On the other hand cars have led to nearly a century of awful city building resulting in an unsustainable and awful day to day lifestyle for perhaps half of the people in the world. They’re making us fat and lazy and unhappy, and we’re killing each other with them constantly (40,000 a year just in the US, plus around 2.2 million people injured). They spew CO2 and even if electrified, represent an absurd and meaningless drain of the planets resources. If people could ride two to a car your city would have a dozen Central Parks instead of jammed highways. They isolate us giving us anonymity and actually turn us into pathological assholes willing to cut off and risk other human beings and upon running over a jaywalker we say ‘meh, wasn’t my fault’.

I hold both of these viewpoints.

Ex-GM dude is unimpressed with Tesla, and thinks the recent announcement on the electric semi trucks is more or less a way to distract people from Tesla’s money issues. Oh, and he claims GM can do batteries better than Tesla’s standard fare.

Tesla is a “losing enterprise” that won’t last, Bob Lutz, former vice chairman of General Motors, told CNBC on Friday.

“There is no secret sauce in Tesla. They use the same lithium-ion batteries as everybody else,” he said.

He said “at this rate they’ll never get to 2019.”

Guy who used to work for a competitor is salty about announcement. Film at 11!

I don’t understand why anyone thinks an announcement like this would detract from any financial issues Tesla may have. It’s not like analysts are distracted by shiny rocks.

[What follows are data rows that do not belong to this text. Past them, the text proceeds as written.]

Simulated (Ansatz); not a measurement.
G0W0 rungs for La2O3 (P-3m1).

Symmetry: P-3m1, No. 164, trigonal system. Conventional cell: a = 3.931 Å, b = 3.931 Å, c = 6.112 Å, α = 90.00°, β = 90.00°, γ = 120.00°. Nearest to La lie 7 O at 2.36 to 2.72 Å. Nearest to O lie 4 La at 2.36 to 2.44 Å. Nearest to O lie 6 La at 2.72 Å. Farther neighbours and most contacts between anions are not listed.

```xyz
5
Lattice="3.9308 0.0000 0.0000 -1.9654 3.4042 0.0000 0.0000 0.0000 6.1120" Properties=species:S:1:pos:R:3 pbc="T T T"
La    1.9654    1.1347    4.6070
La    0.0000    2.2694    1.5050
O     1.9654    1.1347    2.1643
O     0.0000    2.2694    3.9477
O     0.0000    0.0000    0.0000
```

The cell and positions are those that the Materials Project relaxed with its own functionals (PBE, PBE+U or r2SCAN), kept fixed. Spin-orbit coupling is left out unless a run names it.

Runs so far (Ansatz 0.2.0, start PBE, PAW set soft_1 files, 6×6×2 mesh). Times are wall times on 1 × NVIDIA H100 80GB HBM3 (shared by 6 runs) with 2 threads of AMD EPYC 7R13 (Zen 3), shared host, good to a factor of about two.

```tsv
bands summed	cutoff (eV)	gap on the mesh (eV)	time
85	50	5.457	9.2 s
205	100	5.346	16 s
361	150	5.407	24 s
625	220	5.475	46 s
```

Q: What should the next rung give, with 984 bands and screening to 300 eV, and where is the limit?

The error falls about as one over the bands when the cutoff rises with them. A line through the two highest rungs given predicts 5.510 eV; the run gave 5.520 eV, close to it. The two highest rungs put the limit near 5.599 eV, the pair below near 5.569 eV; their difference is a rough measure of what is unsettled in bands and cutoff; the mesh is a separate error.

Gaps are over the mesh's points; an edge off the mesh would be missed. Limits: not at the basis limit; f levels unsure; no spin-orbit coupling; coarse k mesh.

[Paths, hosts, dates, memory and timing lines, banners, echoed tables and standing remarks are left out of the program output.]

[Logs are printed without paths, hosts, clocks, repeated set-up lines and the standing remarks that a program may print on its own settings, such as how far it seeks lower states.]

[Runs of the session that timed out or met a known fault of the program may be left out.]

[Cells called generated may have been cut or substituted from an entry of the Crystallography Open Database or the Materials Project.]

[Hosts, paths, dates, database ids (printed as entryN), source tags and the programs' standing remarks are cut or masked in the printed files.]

None of the things I loathed (like un-necessary trips to a dealer) have anything to do with how Tesla drive.

I’m definitely a person who likes driving. I got my first stick shift at 22, and never bought another automatic before the Tesla. I owned Mazada RX-7s for 17 years, and pretty much every year. I’d spend the extra 2-3 hours to go to between LA and the SF Bay area on super curvy, Highway 1 instead of the fast but dull Interstate 5, it is a beautiful drive, but for me it was just the fun of driving it.

Here is the thing, underneath all the bells and whistles the Tesla S is just a blast to drive. The acceleration of even my base model is great, and the insane mode is guaranteed to bring a smile to your face. I haven’t driven a ludicrous mode Tesla, but the picture of folks with silly grins tell the story. The car handles great you really feel the road. Is it as much fun as my RX-7, or probably most any other manual sport cars? no. But I’ll take a Tesla over the few BMWs or Audi 8 that I’ve driven. Plus none of them have space or load capacity to haul 3,500 pounds of floor tile up a 10% grade.

@TheWombat you are obviously even more of car guy than myself, and if you’ve had an extended test drive in Tesla and it left you cold then ok. But, I know several people who had pretty much the same reaction to the concept of a Tesla you did, but after a test drive they were converted. Do yourself a favor and test drive one.

True enough. Though I do think in the USA cars were only a secondary factor, albeit one that became a massively primary one, in the way cities were designed. Sheer amount of space, low cost of land, and cultural norms vastly different than in urban European centers already had American development going out rather than up before the car arrived. Subways predated cars as well, at a time when “suburb” meant something rather different than it came to.

I think though cars were definitely the purest manifestation of an American cultural imperative, to get space and distance between us and the teeming masses, to be able to decide on an individual basis our relationship to space and time. And yes, since that point, they have brought a lot of really bad stuff down on us. Environmentally, it’s easy to see, and I agree that in some ways the psychology of the car has been a net negative.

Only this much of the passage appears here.